SEC Chair Gensler: No Carve-Outs or Safe Harbors for Tokens
Calls from entrepreneurs, legislators and founders for more clarity and guidance from the SEC have fallen on deaf ears. “Regulation by enforcement” is the order of the day, according to the SEC chairman.
The crypto industry does not need any specific rulemaking for projects issuing tokens, U.S. Securities and Exchange Commission (SEC) Chairman Gary Gensler said in a speech Thursday.
Framing the issue as one of investor protection, Gensler said the rules and regulations that crypto issuers and service providers must abide by have been clear for years.
“Nothing about the crypto markets is incompatible with the securities laws,” Gensler said in his prepared remarks to the Practicing Law Institute. "Investor protection is just as relevant, regardless of underlying technologies.”
His remarks are perhaps the clearest indication yet that the SEC intends to continue applying existing rules and regulations to the crypto industry, contrary to investors' and entrepreneurs' hopes that the agency will create some sort of carve-out that will let startups issue tokens without having to register as a securities platform.
Gensler also reiterated his view that “most crypto tokens are investment contracts” in his speech, and pointed to past SEC publications such as the DAO report and the Munchee order as guides that developers and entrepreneurs can and should follow.
“Some in the crypto industry have called for greater ‘guidance’ with respect to crypto tokens. For the past five years, though, the commission has spoken with a pretty clear voice here,” Gensler said. “Chairman [Jay] Clayton often spoke to the applicability of the securities laws in the crypto space.”
Whether intentional or not, Gensler’s refusal to learn how the crypto space operates and regulate accordingly is going to kill innovation. His refusal to consider a carve-out for crypto developers like the one proposed by his predecessor Hester Pierce leaves the industry vulnerable when raising funds through tokens.

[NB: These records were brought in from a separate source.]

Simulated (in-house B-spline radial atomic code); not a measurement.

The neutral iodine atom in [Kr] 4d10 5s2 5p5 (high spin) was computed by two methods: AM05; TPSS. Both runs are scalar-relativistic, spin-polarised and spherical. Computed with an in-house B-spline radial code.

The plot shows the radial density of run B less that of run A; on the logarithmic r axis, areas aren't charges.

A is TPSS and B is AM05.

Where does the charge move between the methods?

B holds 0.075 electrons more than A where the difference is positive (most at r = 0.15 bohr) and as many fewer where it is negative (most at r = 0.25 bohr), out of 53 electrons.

In 2021, Pierce proposed the Token Safe Harbor Proposal 2.0 that would create a three-year safe harbor period in which developers would be allowed to distribute tokens to facilitate the development of a decentralized network, exempt from the registration requirements of the federal securities laws. This exemption was predicated on developers meeting certain conditions. It calls for a mandatory exit evaluation at the end of the safe harbor period by outside counsel, who would analyze the network and determine if the network is decentralized or functional. Those products that are deemed neither would be designated a security and the developer would need to register it as one.
This is the kind of thing the SEC should pursue to ensure necessary regulation while leaving tech innovators free from the burden of red tape they aren’t suited to handle.